Wednesday, February 1, 2017


President Trump has picked Judge Neil Gorsuch as his Supreme Court nominee. The choice is a good one. Finally a nominee who looks in theory "fit for the job", although one might have preferred a more openminded personality, closer to the bench than to the letter of the Constitution. Nevertheless the intellectual credentials of this nominee look impressive. True, he is a conservative but, after all, a bona fide conservative should not be rejected as long as his or her views have roots in coherent legal and moral beliefs. One should hope that the hearings will be of the more cerebral class which should be expected when two schools of constitutional jurisprudence and precedent are under scrutiny.

The Democrats should be well advised to abstain from repeating the indefensible antics of the Republicans who refused to give President Obama's equally gifted and ideally prepared nominee even the shadow of a courtesy. Past sins have long shadows but sometimes one's legitimate scorn has to make place for enlightened consideration.

The Trump style does not lead to some form of accepted give- and-take, unfortunately. His attacks on individuals and the media continue. The abrasive style en vogue in his Praetorian inner circle is frankly alarming. The Bannon/Flynn arsonists also responsible for the misguided temporary selective Muslim ban and the Iran warning, dominate.

The voices heard in EU circles are, understandably, shrill. Disbelief rules but one should beware of unattended consequences. The new president has no particular liking for things European. The gulf which has been created between former partners better be monitored and addressed, before it becomes too wide. The barrage of words out of Brussels is not helpful. Bruised sensibilities on both sides need to be cured before they get out of hand.

The new US administration is already being tested by Iran and Russia. It can be expected that North Korea and China will follow suit. Since the former nexus of alliances and of semi- orderly world management are questioned, the negotiating table is already in danger of being too small to accommodate all the new players who are elbowing their way in since America is perceived to be in retreat. President Trump remains basically a non- sentimental persona, hooked on short-cut deals. He might very well consider a Yalta type of arrangement with Putin over the heads of Western Europeans. Likewise he could cast the dice in Asia and the Middle East without having read or consulted the relevant players or antecedents. Restraint will be difficult to achieve but the growing anti-Trump gut reaction cannot be allowed to morph into anti-American rhetoric.

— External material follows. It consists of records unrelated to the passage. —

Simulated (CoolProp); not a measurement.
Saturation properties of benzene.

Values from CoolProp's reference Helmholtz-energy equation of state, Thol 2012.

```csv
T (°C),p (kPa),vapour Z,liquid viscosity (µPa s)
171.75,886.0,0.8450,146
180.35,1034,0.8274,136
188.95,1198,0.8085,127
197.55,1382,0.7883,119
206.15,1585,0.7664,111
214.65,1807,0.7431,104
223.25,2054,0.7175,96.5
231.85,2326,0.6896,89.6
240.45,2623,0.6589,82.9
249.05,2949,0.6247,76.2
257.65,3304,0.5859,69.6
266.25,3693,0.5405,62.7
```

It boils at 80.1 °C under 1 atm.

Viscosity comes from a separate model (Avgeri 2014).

Europe could be the big loser in all this.  Brexit on the west and the Baltics and Ukraine in the east weigh on the EU's ability to navigate its map for the future.  Its former liberal-realist soft- power added value starts to look less convincing or desirable. The known American federalist savoir faire  has fallen victim to Europe's self-esteem deficit and to the populist oil spill at home. Only Germany is regaining (for now) an historic claim to being Russia's only equal interlocutor in Europe, albeit unwillingly almost, given bad memories. The decline of the Western model is growing. China is slowly taking over the contemporary narrative which was a US monopoly. It is following a binary course--hard- and growing soft-power--while others look on: Europe forgettable, Russia hardly bearable and America clinging to its West Coast like to a life belt.